If this book were a television show, it would be a drama on the order of Little House on the Prairie, just a bit more grown up. Olivia Newport has a way of spinning a story that keeps the readers engaged and involved. Hope in the Land takes the reader back to the Great Depression where the Amish may have just been the wealthiest people in the nation because of all they could do for themselves.
Gloria and Marlin have a housefull of children--but the boys have married and moved to their own homes on the farm, leaving only the five girls at home. Minerva and Ernie have just one child still at home. These two couples are next door neighbors, but Gloria and Minerva have a history of competition going back to early primary school, even though Gloria wanted nothing to do with competing.
Polly is in love with Thomas, but he seems more interested in her sister, Lena. Henry is an agent from a WPA program doing research on family farms and how they are managing to get through the Depression. Rose is Minerva and Ernie's daughter, but she's also intrigued by Henry, interested in farming, wants to learn more of the homemaking arts that her mother hasn't taught her.

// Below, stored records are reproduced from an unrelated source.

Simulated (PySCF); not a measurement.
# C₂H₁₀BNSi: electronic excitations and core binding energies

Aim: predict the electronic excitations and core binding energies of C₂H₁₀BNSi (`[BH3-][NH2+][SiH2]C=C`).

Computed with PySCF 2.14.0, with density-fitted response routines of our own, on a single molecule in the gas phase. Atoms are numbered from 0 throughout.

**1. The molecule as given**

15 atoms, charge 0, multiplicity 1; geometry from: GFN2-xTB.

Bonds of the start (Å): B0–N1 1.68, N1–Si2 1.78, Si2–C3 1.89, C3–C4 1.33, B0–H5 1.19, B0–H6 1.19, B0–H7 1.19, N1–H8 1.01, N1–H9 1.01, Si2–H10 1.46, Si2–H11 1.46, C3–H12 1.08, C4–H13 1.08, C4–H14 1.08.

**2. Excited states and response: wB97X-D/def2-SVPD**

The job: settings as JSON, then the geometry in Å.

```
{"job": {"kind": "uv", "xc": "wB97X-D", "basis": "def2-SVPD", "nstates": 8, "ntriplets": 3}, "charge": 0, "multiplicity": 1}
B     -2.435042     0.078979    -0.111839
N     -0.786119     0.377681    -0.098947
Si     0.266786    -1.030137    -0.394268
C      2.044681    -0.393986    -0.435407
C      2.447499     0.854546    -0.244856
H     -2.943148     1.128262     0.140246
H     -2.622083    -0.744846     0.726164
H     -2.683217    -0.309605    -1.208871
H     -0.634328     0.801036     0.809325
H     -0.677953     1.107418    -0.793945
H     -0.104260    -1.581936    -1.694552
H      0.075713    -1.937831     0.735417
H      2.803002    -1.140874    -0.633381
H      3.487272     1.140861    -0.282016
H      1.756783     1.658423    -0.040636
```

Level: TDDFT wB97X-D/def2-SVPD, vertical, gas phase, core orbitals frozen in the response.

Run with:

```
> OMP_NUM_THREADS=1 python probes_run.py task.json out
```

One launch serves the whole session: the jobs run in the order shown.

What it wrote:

Minerva's favorite thing to do is spend money, and Ernie finds out that Minerva has spent their reserve money on frivolous things and makes her take them back or sell them or somehow get the money out of them so they won't lose the farm.
This all seems disjointed, but they are all subplots to the main plot of the book, and they all make the book the readable tome that it is. Five Stars, Two Thumbs Up, and some self-sufficiency in your life.
My thanks to Barbour Books for allowing me to read and review this book.